From left to right: Elizabeth (Remy), Kristian, Lauren, Gloria, Michael, Grace, me, Brad, Mina, Hannah, and Jeremiah

WILD GEESE

As it has become an annual tradition, I would like to share a few of my favorite poems with you during the month of December. Every week, I will share a poem with my brief reflection below. I invite you to do the same from where and how you are today.

You do not have to be good.
You do not have to walk on your knees
For a hundred miles through the desert, repenting.
You only have to let the soft animal of your body
love what it loves.
Tell me about despair, yours, and I will tell you mine.
Meanwhile the world goes on.
Meanwhile the sun and the clear pebbles of the rain
are moving across the landscapes,
over the prairies and the deep trees,
the mountains and the rivers.
Meanwhile the wild geese, high in the clean blue air,
are heading home again.
Whoever you are, no matter how lonely,
the world offers itself to your imagination,
calls to you like the wild geese, harsh and exciting --
over and over announcing your place
in the family of things.


Mary Oliver’s Wild Geese is a classic. For me, today, the word “meanwhile” is being highlighted. Meanwhile captures something serendipitous, seemingly irrelevant, and something that can easily be ignored. When meanwhile becomes permanent enough to capture our imagination, we are at the doorway of God’s message. Meanwhile also allows us to take a deep breath and pause to notice what’s around or above us and lift up our eyes from our “repentance” and “despair.” Toward the end of the poem, Oliver lingers on the last “meanwhile” image of wild geese and imbues the very calling of our lives.

Like Oliver, I find that the pursuit of our calling can be both harsh and exciting. What it does do is “announce our place in the family of things” over and over again. I love the expansive nature and intimate familial language of our calling “in the family of things,” reminding us of the interconnectivity and interdependence in all things as God the author and perfector in all and of all. Anticipating and celebrating Advent this season at one level is about joining the wide and perennial family and tradition, reminding us of our place in the family and the history of things.

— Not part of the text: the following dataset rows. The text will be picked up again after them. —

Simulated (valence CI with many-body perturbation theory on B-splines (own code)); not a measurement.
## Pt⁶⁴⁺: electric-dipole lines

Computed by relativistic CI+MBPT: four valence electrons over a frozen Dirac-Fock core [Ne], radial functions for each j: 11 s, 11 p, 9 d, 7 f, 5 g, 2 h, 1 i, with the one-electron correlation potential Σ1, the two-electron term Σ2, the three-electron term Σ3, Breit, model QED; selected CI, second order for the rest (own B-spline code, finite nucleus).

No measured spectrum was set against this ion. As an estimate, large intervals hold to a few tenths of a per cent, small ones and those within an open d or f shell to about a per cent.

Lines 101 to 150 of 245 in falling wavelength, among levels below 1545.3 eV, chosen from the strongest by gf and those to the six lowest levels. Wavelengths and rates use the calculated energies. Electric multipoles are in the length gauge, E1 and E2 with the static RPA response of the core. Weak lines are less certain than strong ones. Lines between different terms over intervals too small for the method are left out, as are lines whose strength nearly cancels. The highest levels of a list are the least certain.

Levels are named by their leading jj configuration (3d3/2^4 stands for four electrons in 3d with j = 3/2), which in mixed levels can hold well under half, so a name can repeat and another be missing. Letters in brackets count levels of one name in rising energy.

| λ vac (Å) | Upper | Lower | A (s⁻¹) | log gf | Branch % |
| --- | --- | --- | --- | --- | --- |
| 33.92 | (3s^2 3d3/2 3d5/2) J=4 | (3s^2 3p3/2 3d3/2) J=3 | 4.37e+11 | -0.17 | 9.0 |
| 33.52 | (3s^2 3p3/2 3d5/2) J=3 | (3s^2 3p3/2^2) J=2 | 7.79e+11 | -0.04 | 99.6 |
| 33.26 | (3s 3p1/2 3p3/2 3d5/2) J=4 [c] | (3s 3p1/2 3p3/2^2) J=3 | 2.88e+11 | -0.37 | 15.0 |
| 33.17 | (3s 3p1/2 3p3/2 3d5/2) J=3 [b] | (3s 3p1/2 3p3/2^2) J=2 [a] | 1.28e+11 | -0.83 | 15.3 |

Lastly, Thomas Merton’s reflection is apt here.

"A tree gives glory to God by being a tree. For in being what God means it to be it is obeying [God]. It “consents,” so to speak, to [God's] creative love. It is expressing an idea which is in God and which is not distinct from the essence of God, and therefore a tree imitates God by being a tree."

I would like to surmise that our invitation is twofold: one is to be a “tree” or a “wild goose,” giving glory to God and consenting to God’s creative love. At the same time, we are not the end as we are called to merely hold our place in the cosmic family of things. I wonder if that is why it is harsh and exciting or exciting and harsh.

WHY I WRITE

While there were certainly other entries that were personal, this week’s entry is just as personal, and I feel vulnerable. I debated whether to share this entry. In the end, it is my way of being accountable to myself and to you as readers and active sojourners in my life. 

Just as a heads up, Grace and I will be embarking on our longest trip overseas starting next January 20 through June 30 out in Asia. I will share more in detail at the beginning of the year (January 3 post) what the trip is about. In the meantime, as this week’s entry suggests, I look forward to immersing myself in writing in new environments and as life evolves. 

For a while now, I have been asking myself why I write or more precisely why I want to write. I allowed the question to percolate and observed in me what rose to the top. Today, I decided to capture some of my reasons. . . 

I write to better audience myself, what is going on internally in relation to the external worlds I happen to be navigating. I know I see, feel, think, ask, and imagine. I want to explore my interior depth by giving words and expressing myself through writing. It is a medium that I had not taken advantage of until lately. Much of the time I know I am the one writing, but there are a few moments when the act of writing takes over my act of writing. It feels like a divine-friendly takeover, working through my mind and imagination. It feels mysteriously addictive. 

I write sometimes out of anger and dissatisfaction. I see things most of the time not as they are but as they should be according to the grand narrative of God’s kingdom articulated and lived out by Jesus. I see the chasm between what should be and what is, thus being a source of my great dis-ease. Certainly not to say that what I see or want to see is in line with the living vision of God’s kingdom, but it has become crucial that I try. I see and think in “systems” in big broad strokes. The big picture is important because it tells me where I am and where I need to go.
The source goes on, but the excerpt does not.